Hardware for python multiprocessing

651 Views Asked by At

I have a task where I need to run the same function on many different pandas dataframes. I load all the dataframes into a list then pass it to Pool.map using the multiprocessing module. The function code itself has been vectorized as much as possible, contains a few if/else clauses and no matrix operations.

I'm currently using a 10-core xeon and would like to speed things up, ideally passing from Pool(10) to Pool(xxx). I see two possibilities:

  • GPU processing. From what I have read though I'm not sure if I can achieve what I want and would in any case need lots of code modification.

  • Xeon-Phi. I know it's being discontinued, but supposedly code adaptation is easier and if thats really the case I'd happily get one.

Which path should I concentrate on? Any other alternatives?

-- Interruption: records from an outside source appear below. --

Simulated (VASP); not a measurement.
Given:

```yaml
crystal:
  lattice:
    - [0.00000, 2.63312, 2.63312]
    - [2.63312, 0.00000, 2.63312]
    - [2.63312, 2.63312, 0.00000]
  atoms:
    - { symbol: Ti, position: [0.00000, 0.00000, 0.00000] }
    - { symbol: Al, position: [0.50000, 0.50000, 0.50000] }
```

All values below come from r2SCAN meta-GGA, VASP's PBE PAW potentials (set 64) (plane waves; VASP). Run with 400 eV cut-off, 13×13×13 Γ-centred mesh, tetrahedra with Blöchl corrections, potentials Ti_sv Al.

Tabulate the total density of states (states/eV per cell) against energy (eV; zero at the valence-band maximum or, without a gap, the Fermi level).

Software: Ubuntu 18.04, Python 3.7. Hardware: X99 chipset, 10-core xeon (no HT)

2

There are 2 best solutions below

3
Pavel Kovtun On BEST ANSWER

You can rely on new Intel 2066 platform or Xeon. With newest AVX512 they accelerated numpy processing a lot (numpy is the base of pandas). Check: https://software.intel.com/en-us/articles/the-inside-scoop-on-how-we-accelerated-numpy-umath-functions

First of all, try to switch to numpy-based calculations (even with simple .values over the series), it can improve the processing speed up to 10x

You can also try to get 2 CPU motherboard and get more parallelization for calculation.

In the most situations, the bottleneck is not the processing of the data, but IO operations - reading from drive to memory. This will be the problem using GPU too.

0
alittlebluebug On

Took a while, but after changing it all to numpy and achieving a little more vectorization I managed to get a speed increase of over 20x - so thanks Paul. max9111 thanks too, I'll have a look into numba.